Spread of entanglement and causality

TL;DR

This paper explores the limits of entanglement spread in relativistic quantum systems, proving bounds on the tsunami velocity and comparing free and interacting models across dimensions, with implications for holographic theories.

Contribution

It generalizes entanglement spreading models to higher dimensions, establishes bounds on entanglement growth rates, and introduces a geometric tensor network model for entanglement propagation.

Findings

Tsunami velocity is bounded by the speed of light.

Entanglement spread depends on initial entanglement patterns in higher dimensions.

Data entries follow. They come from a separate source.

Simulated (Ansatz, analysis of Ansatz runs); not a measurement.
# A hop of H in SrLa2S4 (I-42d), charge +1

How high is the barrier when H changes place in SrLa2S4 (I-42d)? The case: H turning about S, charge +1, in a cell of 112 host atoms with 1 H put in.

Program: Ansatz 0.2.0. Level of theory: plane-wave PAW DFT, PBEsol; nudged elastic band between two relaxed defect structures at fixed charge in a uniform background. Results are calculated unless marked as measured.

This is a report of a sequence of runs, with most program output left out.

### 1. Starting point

Interacting models provide upper bounds closer to holographic results.

Abstract

We investigate causality constraints on the time evolution of entanglement entropy after a global quench in relativistic theories. We first provide a general proof that the so-called tsunami velocity is bounded by the speed of light. We then generalize the free particle streaming model of arXiv:cond-mat/0503393 to general dimensions and to an arbitrary entanglement pattern of the initial state. In more than two spacetime dimensions the spread of entanglement in these models is highly sensitive to the initial entanglement pattern, but we are able to prove an upper bound on the normalized rate of growth of entanglement entropy, and hence the tsunami velocity. The bound is smaller than what one gets for quenches in holographic theories, which highlights the importance of interactions in the spread of entanglement in many-body systems. We propose an interacting model which we believe provides an upper bound on the spread of entanglement for interacting relativistic theories. In two spacetime dimensions with multiple intervals, this model and its variations are able to reproduce intricate results exhibited by holographic theories for a significant part of the parameter space. For higher dimensions, the model bounds the tsunami velocity at the speed of light. Finally, we construct a geometric model for entanglement propagation based on a tensor network construction for global quenches.